Abraham Lincoln of Illinois was elected President of the United States of America on November 6, 1860, for a four-year term. One year later, on November 6, 1861, Jefferson Davis of Mississippi was elected President of the Confederate States of America for a six-year term. 

     Between those two dates, eleven states, each in the south, voted to secede from the Union and form their own government, the Confederates States of America. 

     That division between north and south over the issue of slavery had widened into a chasm that neither side could bridge. It was Lincoln’s victory that prompted the southern states to secede. The southerners feared that Lincoln would terminate slavery, their way of life.

     Jefferson Davis was inaugurated on February 22, 1862, George Washington’s birthday, in Montgomery, Alabama. Some 10,000 people came out to witness the inauguration.

     Jefferson Davis spoke that day and said,

    “I enter upon the duties of the office to which I have been chosen with the hope that the beginning of our career as a Confederacy may not be obstructed by hostile opposition to our enjoyment of the separate existence and independence which we have asserted, and, with the blessing of Providence, intend to maintain.”

     That hope had already been dashed ten months before, on April 12-13, 1861, when southern canons had fired upon Fort Sumter, and war came upon the south and Jefferson Davis.
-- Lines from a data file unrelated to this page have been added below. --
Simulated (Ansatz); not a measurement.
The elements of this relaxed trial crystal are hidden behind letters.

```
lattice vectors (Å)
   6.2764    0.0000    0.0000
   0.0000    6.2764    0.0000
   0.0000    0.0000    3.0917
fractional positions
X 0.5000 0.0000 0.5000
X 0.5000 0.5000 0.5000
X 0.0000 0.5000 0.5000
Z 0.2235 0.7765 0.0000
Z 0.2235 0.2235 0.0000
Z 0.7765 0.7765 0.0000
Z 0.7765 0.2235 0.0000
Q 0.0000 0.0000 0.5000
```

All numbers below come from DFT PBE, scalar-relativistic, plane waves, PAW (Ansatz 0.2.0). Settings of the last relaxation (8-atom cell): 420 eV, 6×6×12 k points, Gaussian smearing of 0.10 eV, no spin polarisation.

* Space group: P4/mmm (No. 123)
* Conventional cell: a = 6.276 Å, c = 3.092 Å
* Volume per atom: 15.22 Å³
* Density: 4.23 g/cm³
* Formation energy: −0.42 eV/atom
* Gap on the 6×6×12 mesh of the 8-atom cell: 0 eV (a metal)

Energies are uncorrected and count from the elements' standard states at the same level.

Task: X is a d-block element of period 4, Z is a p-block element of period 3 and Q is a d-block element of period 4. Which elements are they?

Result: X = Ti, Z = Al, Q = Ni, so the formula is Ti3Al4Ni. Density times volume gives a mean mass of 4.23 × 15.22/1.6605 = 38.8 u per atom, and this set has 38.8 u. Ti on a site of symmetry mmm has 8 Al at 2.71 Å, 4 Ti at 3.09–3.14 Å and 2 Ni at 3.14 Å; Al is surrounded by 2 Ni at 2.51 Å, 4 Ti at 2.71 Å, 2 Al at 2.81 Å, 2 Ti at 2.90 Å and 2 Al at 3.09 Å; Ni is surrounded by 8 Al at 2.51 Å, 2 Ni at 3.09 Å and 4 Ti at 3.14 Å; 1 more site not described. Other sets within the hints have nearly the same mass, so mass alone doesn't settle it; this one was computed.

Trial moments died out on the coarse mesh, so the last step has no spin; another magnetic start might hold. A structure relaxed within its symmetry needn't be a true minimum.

     That evening after his inauguration, Davis wrote to his wife, Varina, and said,

     “The audience was large and brilliant. Upon my weary heart were showered smiles, plaudits, and flowers; but beyond them, I saw troubles and thorns innumerable. 

     “We are without machinery, without means, and threatened by a powerful opposition; but I do not despond, and will not shrink from the task imposed upon me. As soon as I can call an hour my own, I will look for a house and write you more fully.”

     Three years later, on May 5, 1865, Jefferson Davis met with his cabinet in Georgia and dissolved the Confederate government. He had no more troops or cannons to advance the fight.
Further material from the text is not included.